Despite the setback, we got there well before 10 AM. For the first hour or so, we had the place to ourselves.
First, the Birds
Three different species of penguins were at the lowest level of the aquarium and watching their antics were a great way to start the day.
He observed an individual little blue penguin (the one on the top right with the green identification beads on his wing) for ten minutes, recording his activities on the chart.
After that, we just wound our way upwards to the upper levels. The Giant Ocean Tank filled the middle of the aquarium, with myriad smaller tanks all around.
Lingering at one of the smaller tanks, my student was determined to find a miniature crab. We waited and watched. Nothing. But then he noticed the elephant in the room, or, rather, the goliath grouper in the tank. It was huge and lumbering but seemed quite at home in the cramped quarters. We were amazed to see it emerge from its preferred place in the back of the tank and easily navigate around the rocks and other fish.
Amazon predates the Internet
In one tank, we saw actual piranhas...
...and in another, there was a huge snake: an anaconda! My student reported three snakes, but I have a feeling it was all the same snake. Notice the discarded snakeskin floating on the left. Yikes.
The one thing I wanted him to see, but he wanted to avoid, was the jellyfish. When we got to the display, though, he immediately struck up a conversation with one of the aquarium educators about how he got stung by a jellyfish when he was little. When my student was almost five, we were on vacation in Texas and he stepped on a jellyfish while running on the beach. I wasn’t with him at the time, but I heard about it later. I had always pictured a jellyfish the size of his hand. But it was much bigger, about the size of a hub cap. The things you find out! These trips can be very educational!

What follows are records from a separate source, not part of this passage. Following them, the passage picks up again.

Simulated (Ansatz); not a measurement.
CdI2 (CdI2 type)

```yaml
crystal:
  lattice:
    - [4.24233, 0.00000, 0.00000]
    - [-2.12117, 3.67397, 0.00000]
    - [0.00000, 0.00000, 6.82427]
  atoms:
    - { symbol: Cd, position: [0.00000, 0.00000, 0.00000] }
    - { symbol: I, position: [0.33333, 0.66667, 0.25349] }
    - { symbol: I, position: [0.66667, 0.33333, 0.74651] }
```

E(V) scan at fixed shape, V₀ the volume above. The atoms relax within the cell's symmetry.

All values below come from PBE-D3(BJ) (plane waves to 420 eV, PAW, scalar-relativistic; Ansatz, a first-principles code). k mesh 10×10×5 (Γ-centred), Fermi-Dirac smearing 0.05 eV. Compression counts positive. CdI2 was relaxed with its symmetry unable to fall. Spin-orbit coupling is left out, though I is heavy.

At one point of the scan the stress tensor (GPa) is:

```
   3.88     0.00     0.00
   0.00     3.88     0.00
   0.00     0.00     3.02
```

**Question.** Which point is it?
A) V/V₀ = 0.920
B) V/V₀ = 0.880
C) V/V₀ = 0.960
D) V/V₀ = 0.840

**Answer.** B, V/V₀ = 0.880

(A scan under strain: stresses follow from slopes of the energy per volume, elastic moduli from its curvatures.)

It has been like that this year. At random points during our school day, my student would suddenly start reminiscing. "You know what I remember...," he’d begin. And then he'd tell me a story that I hadn’t heard. At first, I would be annoyed, thinking it was a delaying tactic, and I would try to get us back on track. But now I let him talk. After all, one of my goals for this year is to really find out what makes this boy tick. I think I need to be educated more than he does.
Seafood: It's what's for dinner
We passed by a few more displays and paused at those that caught our eye. We were having salmon for dinner that night. My student approved.
And this blue lobster was certainly eye-catching.
We had just seen a cooking show with sea urchin as the main ingredient. Exotic!
As the day wore on and he gained confidence, my student increasingly would point things out to others if he thought it might help someone.
Please touch... or not
Before lunch, we stopped at the touch tank. My student didn’t want to have anything to do with it, but here’s a picture of my hand brushing up against a ray.
Lunch and a show, or two
I had made an executive decision to buy lunch rather than lug it around all day. The snack bar was small but it had a wide variety of food, from pizza and smoothies to different kinds of sandwiches, all with pretty reasonable prices.
I thought it might be good to break up the day with an IMAX show. The library coupon only gave a discount on admission to the aquarium, so we still had to pay the full price for the show at $9.95.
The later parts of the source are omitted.